CA is not the worst state to do business, NY is. But once the immigration faucet gets turned off and companies have to pay American workers again, many CA companies will be hurt because they rely on poor third world types who don’t know any better than to live cramped cities.

CA thinks it’s so smart and yet it’s went one party rule, like in Latin America. Other states are ahead of it living standards and influence and virtually no one wants to copy the single party rule.

There shouldn’t be any we don’t have water!

The housing market is cooling off. Much of the recession-caused pent up demand is spent. Prices are in bubbleland. Places are taking longer to sell than last year. One would guess the slowdown in building is just part of the usual up and down cycle.

It’s not just the local government fees. Governor Brown has an unsigned bill that would double developer school fees from $7.00 a square foot to $14. just a week and a half ago. Normally California pays half of new school construction but in an impacted (immigration) “hardship” town the State pays 80-90%. This week a Tulare County “hardship” school district which only has to pay 20-10% might lose $250k because a developer won’t pay the new $500k school fee to build some low cost homes. If you think illegal immigration isn’t costing California tax payers, you better think again.

Pretty easy to figure out. Most of the builders acquired their land thru foreclosures or bankruptcy sales at a much lower cost than the current value of properties. Because of the lower prices paid they were able to absorb the obnoxious fees that are charged for building permits and produce a profitable product.

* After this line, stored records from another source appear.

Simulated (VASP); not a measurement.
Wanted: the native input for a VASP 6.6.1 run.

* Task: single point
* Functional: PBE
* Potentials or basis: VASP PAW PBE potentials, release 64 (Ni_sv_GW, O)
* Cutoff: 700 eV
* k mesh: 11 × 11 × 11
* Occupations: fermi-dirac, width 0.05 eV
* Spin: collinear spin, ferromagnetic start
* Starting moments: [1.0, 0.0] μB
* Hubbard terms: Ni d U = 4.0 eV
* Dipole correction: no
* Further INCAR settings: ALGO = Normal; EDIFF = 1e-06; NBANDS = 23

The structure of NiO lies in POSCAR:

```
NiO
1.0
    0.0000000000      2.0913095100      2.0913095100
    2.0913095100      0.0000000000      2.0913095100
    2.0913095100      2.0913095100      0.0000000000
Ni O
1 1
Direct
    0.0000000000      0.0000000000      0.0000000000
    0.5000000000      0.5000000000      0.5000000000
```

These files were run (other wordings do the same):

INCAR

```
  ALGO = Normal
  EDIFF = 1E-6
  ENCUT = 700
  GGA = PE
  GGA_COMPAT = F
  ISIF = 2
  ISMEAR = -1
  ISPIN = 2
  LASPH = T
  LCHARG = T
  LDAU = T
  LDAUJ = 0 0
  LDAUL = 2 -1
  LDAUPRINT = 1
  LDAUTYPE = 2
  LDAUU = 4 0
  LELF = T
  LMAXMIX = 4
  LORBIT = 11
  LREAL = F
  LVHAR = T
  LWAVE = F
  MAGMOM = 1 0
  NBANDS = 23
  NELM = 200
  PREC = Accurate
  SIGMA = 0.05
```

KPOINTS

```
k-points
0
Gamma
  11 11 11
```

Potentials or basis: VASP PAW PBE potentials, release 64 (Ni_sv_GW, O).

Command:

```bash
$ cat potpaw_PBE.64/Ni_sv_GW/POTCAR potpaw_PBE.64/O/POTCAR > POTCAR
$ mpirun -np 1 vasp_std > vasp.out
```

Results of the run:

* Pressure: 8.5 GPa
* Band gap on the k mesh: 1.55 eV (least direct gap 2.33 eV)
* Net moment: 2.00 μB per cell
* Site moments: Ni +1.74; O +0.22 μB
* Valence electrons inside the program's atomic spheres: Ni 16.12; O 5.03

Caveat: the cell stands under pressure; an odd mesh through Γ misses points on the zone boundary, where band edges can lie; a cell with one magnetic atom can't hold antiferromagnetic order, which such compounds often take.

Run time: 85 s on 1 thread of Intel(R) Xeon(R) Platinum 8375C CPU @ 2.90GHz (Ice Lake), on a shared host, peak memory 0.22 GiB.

The government thinks that they had found the Golden Goose with the amount of building that had gone on in the past and saw what they thought an opportunity to just keep raising fees and other costs for permits. Well now it has caught up to them and their income from fees will decrease significantly.

So, only as government can do, instead of laying employees off since there is a decrease in their workload they will increase fees to cover their loss.

Could this be a supporting move to confirm that California is the worst state to do business in. SLO County is on board to help the situation.